1
X = all features from dataset

y = all target from dataset

X_train = features that already using train_test_split approach

y_train = target that already using train_test split approach

So my question is which one should I choose if I would like to do hyperparameter tuning? I have imbalanced data. In this case I would like to make pipeline that contains smote and the algorithm. I read someone who said that you should do oversampling on each fold of cross validation. Assuming when I am using randomized search CV --> that also have cross validate I am decided to run smote in pipeline. But I am unsure which data should I fit after I run the code.

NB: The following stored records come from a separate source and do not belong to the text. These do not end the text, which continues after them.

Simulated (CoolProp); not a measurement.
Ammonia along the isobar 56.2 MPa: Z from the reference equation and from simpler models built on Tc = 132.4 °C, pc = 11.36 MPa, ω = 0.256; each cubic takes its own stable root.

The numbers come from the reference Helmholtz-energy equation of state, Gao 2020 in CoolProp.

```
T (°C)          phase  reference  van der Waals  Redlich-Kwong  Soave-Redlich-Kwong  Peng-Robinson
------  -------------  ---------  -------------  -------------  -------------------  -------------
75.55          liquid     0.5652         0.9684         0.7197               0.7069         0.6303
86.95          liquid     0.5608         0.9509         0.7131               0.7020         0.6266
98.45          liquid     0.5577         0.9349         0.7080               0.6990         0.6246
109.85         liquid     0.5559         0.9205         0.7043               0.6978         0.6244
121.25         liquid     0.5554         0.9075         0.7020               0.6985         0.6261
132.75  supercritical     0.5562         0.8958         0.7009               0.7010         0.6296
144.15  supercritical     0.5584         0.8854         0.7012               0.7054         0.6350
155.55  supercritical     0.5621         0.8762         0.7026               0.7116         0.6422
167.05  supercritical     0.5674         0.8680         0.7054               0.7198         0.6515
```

fit(X,y) or fit(X_train, y_train)
Ethan
  • 1,633
  • 9
  • 24
  • 39

2 Answers2

2

The recommended approach is to use cross validation on the training dataset (X_train, y_train) for hyperparameter tunning and oversampling on each fold of cross validation.

The code would something like this:

from imblearn.over_sampling import SMOTE
from imblearn.pipeline import Pipeline
from sklearn.ensemble import RandomForestClassifier
from sklearn.model_selection import train_test_split, RandomizedSearchCV, StratifiedKFold

X_train, y_train, X_test, y_test = train_test_split(X, y)

pipeline = Pipeline([("smote", SMOTE()), ("rf", RandomForestClassifier())])

kf = StratifiedKFold()

rscv = RandomizedSearchCV(estimator=pipeline, cv=kf) rscv.fit(X_train, y_train)

Brian Spiering
  • 21,136
  • 2
  • 26
  • 109
  • thank you for your answer that help me to understand. So when i'm applying smote into pipeline, it applying oversampling in each fold (because randomized search CV using cross validation technique). But can i ask you one more question regarding oversampling? https://datascience.stackexchange.com/questions/115218/different-training-score-but-same-test-score-when-using-pipeline?noredirect=1#comment116376_115218 in that case i dont want to tuning hyperparameter.. I just want to evaluate my model so i think it doesnt matter when i'm applying smote before or applying it in pipeine. – Jovian Aditya Oct 15 '22 at 03:21
0

None:

  • Certainly not the whole dataset (X,y) because this would cause data leakage and invalidate the evaluation.
  • The training set (X_train, y_train) should be used only for training.

The solution is to split the training set into a training set and validation set. Equivalently you can use cross-validation in the full training set, since the CV process would take care of splitting the data.

If interested, this is another explanation about using a validation set for parameter tuning.

If you resample (I don't recommend it, at least not without a good reason), you should never do it on the validation set or the test set.

Erwan
  • 25,321
  • 3
  • 14
  • 35